He started Bookworm Café on Lamma Island in 1997, and it soon became the place for international healthy organic fare. Customers encouraged Gaia to open in Central, but it took him a few years to not only find the necessary capital, but also the right spot.

“We were looking at locations towards the end of [the] Sars] outbreak and the sentiment back then was this desperation for healthy food was so strong,” recalls Gaia. “When we opened, I had a three-storey banner that read, ‘Finally! An organic health café in Hong Kong’ and from day one we had queues. At the time there was nowhere else to eat healthy and organic.”

Life, which later became Life Café, introduced many firsts to Hong Kong, Gaia says, including gluten-free food, quinoa and a salad bar concept.
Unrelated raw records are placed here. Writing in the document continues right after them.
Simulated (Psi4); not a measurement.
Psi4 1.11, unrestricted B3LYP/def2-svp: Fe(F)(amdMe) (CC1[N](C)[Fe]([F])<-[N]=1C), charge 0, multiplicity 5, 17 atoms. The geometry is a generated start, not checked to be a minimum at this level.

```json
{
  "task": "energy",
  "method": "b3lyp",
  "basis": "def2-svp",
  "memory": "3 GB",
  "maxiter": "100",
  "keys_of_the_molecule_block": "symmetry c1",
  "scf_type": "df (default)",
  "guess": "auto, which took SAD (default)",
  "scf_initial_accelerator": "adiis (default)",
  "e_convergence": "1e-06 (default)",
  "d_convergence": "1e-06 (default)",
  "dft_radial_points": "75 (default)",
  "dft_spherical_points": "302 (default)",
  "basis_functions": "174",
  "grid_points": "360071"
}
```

The restaurant did more than serve food; it was a communal spot for social events, like farmer’s markets on the rooftop, live bands, and screenings of films. There was a community board for people to put up notices; Gaia even had a library featuring books on healthy food.

“We were the hub for the yoga community who before then didn’t have anywhere to eat. We had celebrities like Sting and Andre 3000 eat at Life Café, and yoga celebrities like David Life and Sharon Gannon,” Gaia says.

Perhaps his fondest memory is of the café somehow being able to cram a six-piece reggae band complete with steel drums into the narrow space around 2006.

With Life Café about to close, Gaia has been trying to have a meal there every day and reminiscing about the success of the place, which did not depend on alcohol to make the rent for 11 years.

“There were six different restaurants there before us and people said that space was jinxed,” he says. “But for us it was the exact opposite.”